[<prev] [next>] [<thread-prev] [thread-next>] [day] [month] [year] [list]
Message-ID: <CO1PR11MB5107FBC68DBA6877E390A633912AA@CO1PR11MB5107.namprd11.prod.outlook.com>
Date: Fri, 30 Jun 2023 15:05:54 +0000
From: "Neiger, Gil" <gil.neiger@...el.com>
To: "Yang, Weijiang" <weijiang.yang@...el.com>,
"Gao, Chao" <chao.gao@...el.com>
CC: "Christopherson,, Sean" <seanjc@...gle.com>,
"pbonzini@...hat.com" <pbonzini@...hat.com>,
"kvm@...r.kernel.org" <kvm@...r.kernel.org>,
"linux-kernel@...r.kernel.org" <linux-kernel@...r.kernel.org>,
"peterz@...radead.org" <peterz@...radead.org>,
"rppt@...nel.org" <rppt@...nel.org>,
"binbin.wu@...ux.intel.com" <binbin.wu@...ux.intel.com>,
"Edgecombe, Rick P" <rick.p.edgecombe@...el.com>,
"john.allen@....com" <john.allen@....com>
Subject: RE: [PATCH v3 10/21] KVM:x86: Add #CP support in guest exception
classification
Intel will not produce any CPU with CET that does not enumerate IA32_VMX_BASIC[56] as 1.
One can check that bit before injecting a #CP with error code, but it should not be necessary if CET is enumerated.
Of course, if the KVM may run as a guest of another VMM/hypervisor, it may be that the virtual CPU in which KVM operates may enumerate CET but clear the bit in IA32_VMX_BASIC.
- Gil
-----Original Message-----
From: Yang, Weijiang <weijiang.yang@...el.com>
Sent: Friday, June 30, 2023 05:05
To: Gao, Chao <chao.gao@...el.com>
Cc: Christopherson,, Sean <seanjc@...gle.com>; pbonzini@...hat.com; kvm@...r.kernel.org; linux-kernel@...r.kernel.org; peterz@...radead.org; rppt@...nel.org; binbin.wu@...ux.intel.com; Edgecombe, Rick P <rick.p.edgecombe@...el.com>; john.allen@....com; Neiger, Gil <gil.neiger@...el.com>
Subject: Re: [PATCH v3 10/21] KVM:x86: Add #CP support in guest exception classification
On 6/30/2023 6:27 PM, Chao Gao wrote:
> On Fri, Jun 30, 2023 at 05:34:28PM +0800, Yang, Weijiang wrote:
>> On 6/17/2023 2:57 AM, Sean Christopherson wrote:
>>> On Fri, Jun 16, 2023, Weijiang Yang wrote:
>>>> On 6/16/2023 7:58 AM, Sean Christopherson wrote:
>>>>> On Thu, Jun 08, 2023, Weijiang Yang wrote:
>>>>>> On 6/6/2023 5:08 PM, Chao Gao wrote:
>>>>>>> On Thu, May 11, 2023 at 12:08:46AM -0400, Yang Weijiang wrote:
>>>>>>>> Add handling for Control Protection (#CP) exceptions(vector 21).

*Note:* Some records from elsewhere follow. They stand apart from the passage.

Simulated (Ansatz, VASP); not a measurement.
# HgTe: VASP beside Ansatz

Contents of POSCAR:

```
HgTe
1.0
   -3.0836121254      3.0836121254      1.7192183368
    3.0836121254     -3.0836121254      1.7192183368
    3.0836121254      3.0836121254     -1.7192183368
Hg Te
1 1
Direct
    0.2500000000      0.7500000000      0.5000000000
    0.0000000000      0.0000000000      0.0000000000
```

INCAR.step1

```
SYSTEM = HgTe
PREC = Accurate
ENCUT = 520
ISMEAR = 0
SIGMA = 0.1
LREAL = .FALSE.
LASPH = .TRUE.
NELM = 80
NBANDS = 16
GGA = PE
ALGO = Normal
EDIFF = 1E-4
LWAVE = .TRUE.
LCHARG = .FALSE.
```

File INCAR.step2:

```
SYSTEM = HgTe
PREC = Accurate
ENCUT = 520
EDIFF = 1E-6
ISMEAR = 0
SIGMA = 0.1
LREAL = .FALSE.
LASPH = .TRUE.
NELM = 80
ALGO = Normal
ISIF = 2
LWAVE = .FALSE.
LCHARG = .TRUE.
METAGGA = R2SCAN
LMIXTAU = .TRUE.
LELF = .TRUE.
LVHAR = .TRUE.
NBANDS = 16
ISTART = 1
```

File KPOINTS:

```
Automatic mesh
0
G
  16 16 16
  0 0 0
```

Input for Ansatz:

>>>>>>>> The new vector is introduced for Intel's Control-Flow
>>>>>>>> Enforcement Technology (CET) relevant violation cases.
>>>>>>>>
>>>>>>>> Although #CP belongs contributory exception class, but the
>>>>>>>> actual effect is conditional on CET being exposed to guest. If
>>>>>>>> CET is not available to guest, #CP falls back to
>>>>>>>> non-contributory and doesn't have an error code.
>>>>>>> This sounds weird. is this the hardware behavior? If yes, could
>>>>>>> you point us to where this behavior is documented?
>>>>>> It's not SDM documented behavior.
>>>>> The #CP behavior needs to be documented. Please pester whoever
>>>>> you need to in order to make that happen.
>>>> Do you mean documentation for #CP as an generic exception or the
>>>> behavior in KVM as this patch shows?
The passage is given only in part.